The United Kingdom has disclosed a covert Russian naval operation near critical undersea infrastructure in the Atlantic, with Defence Secretary John Healey issuing a direct warning to Vladimir Putin that any interference with cables or pipelines would trigger “serious consequences”, in what officials describe as a deliberate and calibrated public signal following weeks of classified monitoring — reported by The WP Times citing Sky News and UK defence sources. According to the British government, three Russian vessels were detected operating for more than a month within the UK’s exclusive economic zone in the North Atlantic. These included an attack submarine assessed to be from the Akula class, alongside two specialised deep-sea submarines linked to Russia’s Main Directorate of Deep-Sea Research (GUGI), a unit widely associated by Western intelligence with sensitive seabed operations involving cables and pipelines. The activity follows earlier tracking of the Russian surveillance vessel Yantar in the same region in late 2025, reinforcing concerns over sustained monitoring of Western infrastructure.

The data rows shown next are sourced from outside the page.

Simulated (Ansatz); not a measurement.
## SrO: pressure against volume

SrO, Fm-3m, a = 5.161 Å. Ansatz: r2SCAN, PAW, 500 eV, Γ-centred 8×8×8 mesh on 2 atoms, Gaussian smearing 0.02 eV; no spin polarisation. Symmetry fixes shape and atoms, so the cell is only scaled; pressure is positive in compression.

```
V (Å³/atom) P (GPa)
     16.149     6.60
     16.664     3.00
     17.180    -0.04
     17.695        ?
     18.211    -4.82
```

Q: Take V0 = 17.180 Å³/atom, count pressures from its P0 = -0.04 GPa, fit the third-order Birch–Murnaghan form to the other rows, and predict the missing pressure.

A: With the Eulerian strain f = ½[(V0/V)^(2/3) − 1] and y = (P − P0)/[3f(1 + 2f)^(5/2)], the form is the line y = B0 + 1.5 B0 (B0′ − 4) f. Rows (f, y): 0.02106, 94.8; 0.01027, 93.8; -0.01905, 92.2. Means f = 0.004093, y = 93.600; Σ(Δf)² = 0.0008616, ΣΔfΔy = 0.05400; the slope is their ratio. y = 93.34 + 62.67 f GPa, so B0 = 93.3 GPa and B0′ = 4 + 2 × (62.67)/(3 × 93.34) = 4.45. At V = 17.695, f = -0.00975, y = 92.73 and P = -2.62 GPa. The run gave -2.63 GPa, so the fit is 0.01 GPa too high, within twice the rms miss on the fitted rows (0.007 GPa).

Officials state that the deployment formed part of what Healey described as “hybrid warfare activity” directed at critical national infrastructure, particularly undersea communication cables and energy pipelines that underpin both the UK economy and wider NATO systems. While no physical damage has been confirmed, the presence and duration of the operation have raised the level of concern within defence and intelligence circles.

The UK response involved a coordinated, multi-layered surveillance effort combining naval and aerial assets. Royal Navy vessels operated alongside RAF Boeing P-8 Poseidon aircraft, supported by allied capabilities, in a continuous monitoring mission lasting over a month. More than 500 British personnel were involved. Sonar buoys were deployed to track underwater movement and, critically, to signal to the Russian submarines that they were being actively observed in real time.
“We tracked every move,” Healey said during a Downing Street briefing, adding that the operation demonstrated both capability and intent. The Akula-class submarine has since returned to base, while monitoring of the remaining vessels linked to GUGI continues. British officials emphasised that the submarines operated outside territorial waters but within the exclusive economic zone, an area where such activity is legally permissible yet strategically sensitive.
In an unusually direct public statement, Healey framed the disclosure as a message to Moscow rather than purely a domestic briefing. “President Putin — we see you, we see what you are doing with our cables and pipelines, and you must understand that any attempt to interfere will be unacceptable and will have serious consequences,” he said. He further characterised the operation as unsuccessful, arguing that persistent surveillance prevented any covert action from being carried out undetected.
The disclosure comes amid a broader pattern of intensified Russian maritime activity near the UK. On 9 April, the Russian frigate Admiral Grigorovich reportedly escorted sanctioned tankers linked to the so-called shadow fleet through the English Channel, according to The Telegraph. Analysts estimate that more than 300 such vessels have transited waters near the UK since the beginning of 2026, highlighting the scale of maritime pressure linked to sanctions evasion and strategic signalling.
Ukraine has also reacted to the development. Foreign Minister Andrii Sybiha stated that the exposure of the operation underscores “acute regional and global threats” posed by Russia, calling for intensified international pressure and sanctions. The strategic importance of the incident lies in the vulnerability of undersea infrastructure. Submarine cables carry the vast majority of global data traffic, while offshore pipelines remain essential to European energy security. Western security assessments have repeatedly warned that Russia possesses specialised deep-sea capabilities capable of mapping and potentially disrupting such systems, particularly in periods of heightened geopolitical tension. Incidents in both the Baltic Sea and North Atlantic in recent years have reinforced the perception that seabed infrastructure is emerging as a critical domain in modern conflict, where visibility is limited but consequences can be immediate and far-reaching.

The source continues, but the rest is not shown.